Summer Heat: NASA’s Mission to ‘Touch’ the Sun

Imagine flying into the outer layer of the sun. So far, the closest a spacecraft has come to the sun was in 1976 when NASA’s Helios 2 made it to within 27 million miles of the surface. Now NASA plans to improve on the observations made with Helios 2 and distant satellite observations by sending the Parker Solar Probe to the sun.

Sun Layers DiagramNASA plans to launch the Parker Solar Probe during summer 2018. The spacecraft will spend several months making the journey to the sun before finally arriving in the fall. As the craft nears the sun, it will navigate through a series of maneuvers designed to slow its speed to less than 0.5 million miles per hour as it approaches the outer layer of the sun, known as the corona. The Parker Solar Probe will then enter the corona – which starts about four million miles from the surface of the sun – and utilize a variety of on-board instruments to collect data to send back to scientists at NASA.
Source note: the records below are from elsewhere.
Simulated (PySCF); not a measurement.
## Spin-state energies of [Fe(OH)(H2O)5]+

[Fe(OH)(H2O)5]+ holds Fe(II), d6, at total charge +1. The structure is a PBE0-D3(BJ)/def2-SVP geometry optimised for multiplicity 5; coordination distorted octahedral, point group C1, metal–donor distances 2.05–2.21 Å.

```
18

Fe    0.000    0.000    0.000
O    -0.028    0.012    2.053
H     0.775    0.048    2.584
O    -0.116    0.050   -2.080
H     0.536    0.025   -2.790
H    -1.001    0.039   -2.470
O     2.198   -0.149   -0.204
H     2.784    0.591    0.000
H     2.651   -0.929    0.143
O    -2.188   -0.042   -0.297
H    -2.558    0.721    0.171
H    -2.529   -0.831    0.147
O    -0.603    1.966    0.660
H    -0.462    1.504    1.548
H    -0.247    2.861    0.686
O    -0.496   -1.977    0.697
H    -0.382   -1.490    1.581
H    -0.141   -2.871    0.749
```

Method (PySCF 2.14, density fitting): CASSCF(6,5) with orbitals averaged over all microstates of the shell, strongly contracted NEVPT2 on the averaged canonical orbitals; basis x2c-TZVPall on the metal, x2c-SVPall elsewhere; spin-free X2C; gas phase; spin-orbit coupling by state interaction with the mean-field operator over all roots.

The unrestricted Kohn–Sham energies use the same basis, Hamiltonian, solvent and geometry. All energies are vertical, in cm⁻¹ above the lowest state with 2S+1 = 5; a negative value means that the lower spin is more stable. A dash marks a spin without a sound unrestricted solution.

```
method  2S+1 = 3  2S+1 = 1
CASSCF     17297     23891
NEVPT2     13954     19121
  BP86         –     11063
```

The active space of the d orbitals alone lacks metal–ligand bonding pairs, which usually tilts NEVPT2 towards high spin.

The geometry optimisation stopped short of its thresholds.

As you might imagine, approaching the sun means that the probe will need to ensure extreme temperatures, which is in fact part of the probe’s mission. As CBS News reports, the photosphere – the surface of the sun itself – reaches temperatures of 6,000 degrees F, but areas of the corona can reach temperatures in the millions of degrees. The craft and its instruments will be protected from temperatures as high as 2,500 degrees F by a special 4.5-inch thick heat shield which scientists hope will allow to probe to gather better data on why this heat discrepancy exists.

There are several other questions that scientists hope to answer with this space mission, including how the sun produces supersonic-speed winds that affect satellites and spacecrafts. The craft will carry instruments to measure electronic particles and telescopes to provide close-up images of the sun.

The Parker Solar Probe is also unique as it is the first spacecraft to be named after a retired physicist during their lifetime, notes NPR. The probe is named for Eugene Parker, who is credited with first predicting solar winds nearly 60 years ago, and is poised to celebrate his 90th birthday this year.